- January 8, 2020
If you see the Lakewood Ranch bus driving around town on a Tuesday or Friday morning, it’s most likely filled with people on a tour from one border of the rapidly growing community to the next. The guided two-and-a-half-hour tours are designed to give prospective and current Lakewood Ranch residents the lay of the land, and the 30-passenger bus is usually fully booked. Recently, I made a booking of my own and rode along recently to find out why.
After registering online, I meet Lakewood Ranch Ambassador and tour guide extraordinaire Frank Verdel at the Main Street Information Center around 9:15 a.m. The experience is kicked off mingling over complimentary cookies and cold bottles of water. While we wait to board the bus, additional LWR guides are at the ready answering any pre-tour questions.
Then at 9:30 a.m. — sharp — armed with reusable swag bags full of LWR-branded goodies and a detailed map, we board the clean, climate-controlled bus and choose our seats.
As we settle in for the next few hours, Verdel begins with housekeeping.
Seat belts are available but not required. Follow along with the map provided if you please. Feel free to take notes and ask questions. There will be only one stop to use restrooms and stretch your legs.
We set off toward the southern border to see the community’s newest construction in Waterside. En route, Verdel spouts notable facts about Lakewood Ranch. It’s approximately 48 square miles. The 41,000-strong population is growing and expected to double within the decade. The community is known for its wider sidewalks. Recognizable white flags mark the boundaries. The neighborhoods are called “villages,” and there are currently 17 of them. Today we will get a glimpse of all of those villages. During our tour, the bus will never leave Lakewood Ranch land.
As a nine-year resident, Verdel leads the tours with a confident and radio-ready voice, combining area knowledge with a quick wit. He entertains and enlightens the bus full of passengers.

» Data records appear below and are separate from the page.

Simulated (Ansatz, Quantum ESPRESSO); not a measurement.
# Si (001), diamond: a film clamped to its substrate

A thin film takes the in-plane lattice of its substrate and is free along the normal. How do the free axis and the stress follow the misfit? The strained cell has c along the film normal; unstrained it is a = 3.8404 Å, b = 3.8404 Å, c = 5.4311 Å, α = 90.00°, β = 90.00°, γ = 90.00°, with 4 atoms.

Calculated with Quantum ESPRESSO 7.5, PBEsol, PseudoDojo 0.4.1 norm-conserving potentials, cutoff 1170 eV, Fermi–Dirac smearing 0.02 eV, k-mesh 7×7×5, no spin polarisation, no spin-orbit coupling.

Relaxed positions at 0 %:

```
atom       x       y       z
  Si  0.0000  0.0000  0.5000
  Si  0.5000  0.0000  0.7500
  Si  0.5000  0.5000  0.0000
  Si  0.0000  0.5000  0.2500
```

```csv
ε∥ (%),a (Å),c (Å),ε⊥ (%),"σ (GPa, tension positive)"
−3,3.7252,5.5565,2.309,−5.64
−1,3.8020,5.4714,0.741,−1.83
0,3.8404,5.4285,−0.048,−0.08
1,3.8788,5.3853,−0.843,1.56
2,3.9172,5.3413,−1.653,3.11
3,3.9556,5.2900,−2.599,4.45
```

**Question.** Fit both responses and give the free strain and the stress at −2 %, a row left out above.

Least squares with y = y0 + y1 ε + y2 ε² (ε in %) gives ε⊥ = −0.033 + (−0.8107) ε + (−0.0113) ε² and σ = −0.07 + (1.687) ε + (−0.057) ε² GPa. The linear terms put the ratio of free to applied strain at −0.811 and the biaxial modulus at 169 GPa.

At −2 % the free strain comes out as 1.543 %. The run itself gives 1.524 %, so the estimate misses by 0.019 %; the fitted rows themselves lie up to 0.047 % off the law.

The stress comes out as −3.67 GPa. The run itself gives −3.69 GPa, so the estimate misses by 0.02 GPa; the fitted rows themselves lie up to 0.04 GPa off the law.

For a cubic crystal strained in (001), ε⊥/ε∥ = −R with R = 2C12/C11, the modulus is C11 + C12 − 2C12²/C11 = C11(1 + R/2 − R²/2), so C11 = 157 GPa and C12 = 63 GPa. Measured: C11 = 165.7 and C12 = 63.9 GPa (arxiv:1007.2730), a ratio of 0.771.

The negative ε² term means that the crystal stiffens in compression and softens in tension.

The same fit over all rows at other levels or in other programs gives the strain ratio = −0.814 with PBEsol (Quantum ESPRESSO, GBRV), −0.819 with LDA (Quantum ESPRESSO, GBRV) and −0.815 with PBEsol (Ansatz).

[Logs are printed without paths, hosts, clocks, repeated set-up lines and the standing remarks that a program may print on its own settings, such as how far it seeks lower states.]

“There are pockets of nature everywhere,” Verdel says. “And we try to save as many trees as possible in development.” The community’s dedication to nature and conservation will be highlighted a few more times during the tour.
As we move from Waterside northeast, then west and south again, we dip in and out of each village. Our tour guide continues with general information in addition to highlighting the signature features of each village — from aging-in-place to green building to those with low HOAs.
When you are interested in buying a home or moving to Lakewood Ranch, with all it has to offer, it could easily become downright overwhelming. The information center team, which also includes Greg Spring and host of guides, was created to facilitate comfort and clarity, which it has done for years. Now these tours offer a way to streamline the process and help more people.
“We drove around here once before, six or eight months ago, and we kind of got lost,” says Mike Mullaly from Chicago, who’s on the tour with his wife, Barb. “We went and looked at a specific home that was for sale. It was nice, but I had no idea what all was available here and how big this place is.”
When it comes to home sales, the tours are clearly an asset.
“We’ve had tremendous success in the short time that we’ve had our bus,” Verdel says after the tour. And although he could not offer hard numbers, he referenced a lady who had taken the tour two weeks prior and was buying in Waterside.
As we set off on the last hour of our tour after a quick pit stop at James L. Patton park, there are questions from the rows about flood zones, taxes, neighborhood security and state roads. Verdel answers each question while continuing to offer points most would put in the “plus” column: centralized mailboxes to promote community interaction and underground power lines that are aesthetically pleasing and hold up better in inclement weather. And, of course, that Lakewood Ranch has its own post office.
On the way back to the visitor center, Verdel highlights points of interest, such as doctors’ offices, grocery plazas and even a local brewery and distillery. Some passengers are vocal with their “Ah-ha, that’s where that is” moments, while others furiously write notes on the villages that piqued their interest — and heed Verdel’s advice to cross out the ones that didn’t make the cut.
“Lakewood Ranch is a melting pot of people from all over,” Verdel says.
Passengers on today’s tour hail from Naples, Marco Island, Chicago and Maryland. A few are Lakewood Ranch residents.
“We get a lot of residents, and not only do they want to know the lay of the land themselves, but they want to know everything else that Lakewood Ranch has to offer for their friends,” Verdel says.
Until today’s tour, Leslie Forsythe, my seat mate who works at the Naples Soap Co. on Main Street, had narrowly ventured outside her work-to-home boundaries since she moved to Lakewood Ranch two years ago.
“I think every current resident should [take the tour], just so they know what is coming up,” she says. “What the future of Lakewood Ranch looks like.”
A couple behind us has owned a home in Country Club for three years but spend part of their year in Maryland. They were hoping to get a better grasp of the area. With her mother visiting, the tour was a way for them to both learn about the area.
Turns out the buses do way more than help prospective buyers choose a ’hood. As people disembark, Verdel says they are thus anointed in the ways of the Ranch.